I was referring to Christianity’s belief that Jesus was perfect and, as our central figure of worship, his perfection has become a rocky, bloody, stupid-ass stumbling block for most of us.

Doctrine

One of the primary tenets of Christianity is that Jesus was (and remains) perfect in both his humanity and his divinity. In Christian-ese, we often refer to this core tenet as “being without sin”. Usually when we confess this tenet in the Creed or in another doctrinal forum, we are referring to Jesus’ relationship with God the Father as being unbroken (in contrast to our relationship with God, which is broken). He was tempted and yet chose to defy his own self in favour of choosing the character and the will of God.

Impact

I remember imagining this doe-eyed, gentle man silently staring down temptation in the desert; a smiling man welcoming dirty snot-nosed urchins with all the disapproving religious people looking on; and a quiet, strong man able to look evil in the face and simply walk away.
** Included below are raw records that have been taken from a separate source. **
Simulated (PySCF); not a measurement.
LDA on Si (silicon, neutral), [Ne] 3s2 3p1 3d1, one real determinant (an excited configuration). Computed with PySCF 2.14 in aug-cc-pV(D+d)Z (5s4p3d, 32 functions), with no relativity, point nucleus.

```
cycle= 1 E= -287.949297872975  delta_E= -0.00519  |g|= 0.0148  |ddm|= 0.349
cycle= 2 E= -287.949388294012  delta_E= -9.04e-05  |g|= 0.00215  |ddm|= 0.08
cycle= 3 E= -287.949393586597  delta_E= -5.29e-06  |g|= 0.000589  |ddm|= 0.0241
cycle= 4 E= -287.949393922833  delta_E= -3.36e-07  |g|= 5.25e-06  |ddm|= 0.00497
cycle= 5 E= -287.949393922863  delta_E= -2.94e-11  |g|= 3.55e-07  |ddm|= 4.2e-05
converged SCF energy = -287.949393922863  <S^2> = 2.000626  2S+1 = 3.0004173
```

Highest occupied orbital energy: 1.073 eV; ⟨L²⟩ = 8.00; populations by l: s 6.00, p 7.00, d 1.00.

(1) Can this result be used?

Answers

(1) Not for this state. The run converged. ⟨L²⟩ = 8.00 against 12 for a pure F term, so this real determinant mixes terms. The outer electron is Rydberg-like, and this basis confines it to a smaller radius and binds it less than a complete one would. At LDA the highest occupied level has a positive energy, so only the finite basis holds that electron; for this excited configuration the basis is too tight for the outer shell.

My vision of perfection involved a lot of silence and a lot of warmth.

It involved a lot of gentleness.

I don’t recall imagining a terribly loud Jesus, except when the temple was being cleared out or when he wept at the death of Lazarus. My form of perfection involved defying social conventions in the most simple ways. My form of perfection had Jesus in complete emotional control all of the time. My form of perfection had Jesus able to express truth and love in perfect measure. My form of perfection had Jesus able to read people and be present with them exactly where they were at. And he embodied this perfection perfectly in that he lived what he taught.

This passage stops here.